17 March 2021
In late February, the New York Attorney General’s office (“NYAG”) reached a settlement of a fine of $18.5 million with Bitfinex and Tether on charges of financial mismanagement. As part of the settlement, Bitfinex and Tether agreed to cease trading with New York residents and entities, and will provide quarterly transparency reports to the NYAG. As part of the settlement, Bitfinex and Tether neither admit or deny any of the NYAG’s findings.
The NYAG alleged that Bitfinex and Tether tried to cover up a loss of $$850 million in customer funds. According to NYAG Tether’s stablecoin is supposed to be backed by reserves of one US dollar for every one Tether coin. But this was not the case.

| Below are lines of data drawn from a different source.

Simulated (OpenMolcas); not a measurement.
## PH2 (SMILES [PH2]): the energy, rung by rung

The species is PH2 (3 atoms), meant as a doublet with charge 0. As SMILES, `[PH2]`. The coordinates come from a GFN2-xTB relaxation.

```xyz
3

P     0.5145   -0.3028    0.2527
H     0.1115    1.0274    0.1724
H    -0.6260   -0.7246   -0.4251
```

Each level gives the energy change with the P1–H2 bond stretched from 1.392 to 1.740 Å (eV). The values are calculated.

AG said: “Tether’s claims that its virtual currency was fully backed by U.S. dollars at all times was a lie. These companies obscured the true risk investors faced and were operated by unlicensed and unregulated individuals and entities dealing in the darkest corners of the financial system.” This sums up how the public have been duped into dumping billions of hard earned money into such unregulated businesses.
A stablecoin is designed to maintain its value despite market volatility. Stablecoins are important for cryptocurrency traders. It allows traders to keep money in the cryptocurrency ecosystem while moving between trades, and also allows for a “safe haven” to park funds in the event of market downturn. This is a good concept for genuine investors who do not want to be affected by market volatility.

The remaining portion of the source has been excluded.